Partial? You literally choose all of their skills and abilities. They effectively become a party member, giving you full access to all of their attacks. So, bad example there. In fact, you can even teach them specific spells like Protect and Haste, making them effective combatants in their own right. The 'no-sphere grid' challenge relies on using summons to win every fight.
Errm, last I checked FFXIV was an MMORPG, or am I missing something? Surely a fellow MMO is exactly the sort of benchmark we should be using to judge our summons in this game. Especially another one with the Final Fantasy moniker!
True for 12, false for 13. You're on a time limit, but all of the skills used are entirely down to your own discretion.
Again, you discredit yourself since FFXIV is actually an MMO. Or do you consider this game to be a first person shooter?
Honestly, the pets in ARR might as well not even exist for all the good they do. I would have actually preferred a Black Mage style summon and dismiss to the rubbish 'it exists' style of summon we have here. The damage they do is terrible, they almost zero support skills, and they exist solely because of the job name. Painflare was greatly needed because we really lacked spike damage of any kind. Fester requires you to already have multiple DoT's on the target, and energy drain is weak and single target. Compare it to BLM who can spam Fire II for 100 potency on all targets (or use Flare for much more), and it's easy to see where we needed to play catch-up.

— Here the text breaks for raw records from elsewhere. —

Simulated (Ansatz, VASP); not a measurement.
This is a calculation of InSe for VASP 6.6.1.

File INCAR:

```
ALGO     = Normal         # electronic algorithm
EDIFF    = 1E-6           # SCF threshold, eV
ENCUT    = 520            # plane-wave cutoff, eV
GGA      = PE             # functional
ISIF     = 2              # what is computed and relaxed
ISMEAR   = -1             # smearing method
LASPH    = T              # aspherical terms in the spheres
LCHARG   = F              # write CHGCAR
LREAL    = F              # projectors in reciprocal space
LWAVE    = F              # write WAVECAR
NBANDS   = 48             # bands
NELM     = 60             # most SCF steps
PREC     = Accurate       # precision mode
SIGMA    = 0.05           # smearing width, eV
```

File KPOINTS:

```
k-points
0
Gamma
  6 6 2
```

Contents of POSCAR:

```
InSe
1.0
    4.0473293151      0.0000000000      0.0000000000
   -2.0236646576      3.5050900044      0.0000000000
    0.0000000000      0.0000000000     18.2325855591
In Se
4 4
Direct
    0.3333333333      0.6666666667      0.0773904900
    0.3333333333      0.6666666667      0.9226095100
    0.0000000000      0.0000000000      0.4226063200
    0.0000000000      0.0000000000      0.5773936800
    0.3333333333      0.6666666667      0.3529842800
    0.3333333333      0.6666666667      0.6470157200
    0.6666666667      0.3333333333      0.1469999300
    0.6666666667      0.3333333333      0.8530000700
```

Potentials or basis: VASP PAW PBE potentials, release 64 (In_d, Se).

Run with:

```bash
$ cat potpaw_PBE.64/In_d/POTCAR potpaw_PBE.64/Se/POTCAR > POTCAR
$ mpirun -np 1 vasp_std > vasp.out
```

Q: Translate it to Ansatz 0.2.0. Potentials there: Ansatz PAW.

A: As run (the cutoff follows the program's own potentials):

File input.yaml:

So, in general the new direction makes sense from a gameplay standpoint. But I maintain that Summoner feels so unlike a summoning job it might as well be called Mystic for all the emphasis it has. Pet jobs can be done well, but they've decided to have zero emphasis on the pets. In my opinion, Scholar is more of a summoner than Summoner is. At least their pets aren't just slightly useful, but genuinely crucial to every aspect of the job, with strength that rivals the caster.